Guns and Suicides
by evanmcmurry
Richard Florida brings ye olde scientific method to bear on the recent surge in suicides and finds that the most readily available, obvious explanation—the economic downturn—doesn’t fly. Break the suicide rate down by state, and the highest increases occur in states with relatively stable economies, while states with harder-hit economies saw no surge in deaths.

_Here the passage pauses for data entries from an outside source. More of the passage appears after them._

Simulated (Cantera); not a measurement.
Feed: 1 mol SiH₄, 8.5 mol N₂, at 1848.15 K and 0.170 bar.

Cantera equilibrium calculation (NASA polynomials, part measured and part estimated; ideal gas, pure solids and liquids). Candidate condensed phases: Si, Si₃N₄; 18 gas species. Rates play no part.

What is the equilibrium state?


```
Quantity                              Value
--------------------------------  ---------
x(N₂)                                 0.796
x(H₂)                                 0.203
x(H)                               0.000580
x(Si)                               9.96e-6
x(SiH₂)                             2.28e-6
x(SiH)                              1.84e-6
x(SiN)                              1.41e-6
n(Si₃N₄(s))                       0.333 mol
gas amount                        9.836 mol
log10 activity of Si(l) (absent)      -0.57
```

What the increases do match is gun ownership. Across the fifty states, deaths by poisoning or suffocation are the same; states with high gun ownership, however, saw increases in suicides:
A Harvard School of Public Health study found gun ownership to be the overriding factor in accounting for state-by-state differences in suicide after controlling for mental illness, drug and alcohol abuse, and other factors. A website for a Harvard suicide-prevention campaign explains: “The higher suicide rates result from higher firearm suicides; the non-firearm suicide rate is about equal across states.” The Harvard School of Public Health News, which summarized the main findings of the study, notes that “in states where guns were prevalent—as in Wyoming, where 63 percent of households reported owning guns—rates of suicide were higher. The inverse was also true: where gun ownership was less common, suicide rates were also lower.”
This is yet another reminder of how little the “good guy with a gun/bad guy with a gun” pablum being paddled by Wayne LaPierre has to do with anything.